Since humans ran out of new new kinds of animals and foods to domesticate thousands of years ago, we can study almost any edible plant or farm animal as a microcosm of human history.
This occurred to me when a couple of readers responded to a phrase I used the other day — “industrial clock.” I was talking about how ingrained our work schedules become so we cannot escape the rhythms of the 40-hour week even after we stop going into the office.
What I was referring to with that term was the origin of the coffee break, which was developed by industrialist tycoons as a way to squeeze more productivity out of workers. I first encountered that historical curiosity when I was reviewing a book on the history of sugar many years ago.
Like many other crops, sugar started out as a luxury for the rich and powerful but has gradually filtered down to be one of the many excessive burdens of the poor and powerless.
Over 100,000 people have died of diabetes in the U.S. each of the past two years — disproportionately from minority and poor communities.

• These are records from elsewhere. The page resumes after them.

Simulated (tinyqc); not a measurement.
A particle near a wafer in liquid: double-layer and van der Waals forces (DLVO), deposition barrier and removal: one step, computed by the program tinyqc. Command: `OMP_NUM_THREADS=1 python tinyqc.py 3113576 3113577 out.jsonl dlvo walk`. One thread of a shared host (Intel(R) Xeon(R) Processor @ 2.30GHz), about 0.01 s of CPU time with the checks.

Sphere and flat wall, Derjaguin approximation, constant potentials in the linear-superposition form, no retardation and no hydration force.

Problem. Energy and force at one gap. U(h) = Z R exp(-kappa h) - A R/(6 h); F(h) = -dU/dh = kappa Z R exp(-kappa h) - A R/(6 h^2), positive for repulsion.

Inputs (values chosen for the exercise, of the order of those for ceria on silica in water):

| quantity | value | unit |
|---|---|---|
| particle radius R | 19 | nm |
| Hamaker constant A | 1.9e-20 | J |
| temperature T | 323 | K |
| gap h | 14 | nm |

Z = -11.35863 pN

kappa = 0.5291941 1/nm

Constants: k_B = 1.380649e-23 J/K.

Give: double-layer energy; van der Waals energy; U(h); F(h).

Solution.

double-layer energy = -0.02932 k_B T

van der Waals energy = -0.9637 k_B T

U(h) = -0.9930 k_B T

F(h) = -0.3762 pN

Taking sugar with coffee or tea became habitual for the poorer classes during the industry revolution. But by now, virtually everyone goes through at least some phase of sugar addiction. It’s endemic.
And of course there are other risk factors for diabetes — smoking and obesity among them — so my analysis should only be taken with a grain of (pick your substance).
But wars have been fought and empires built on control of sugar or tea or coffee or bananas and every other foodstuff; that much is indisputable.
So that is the story behind my use of the term “industrial clock.”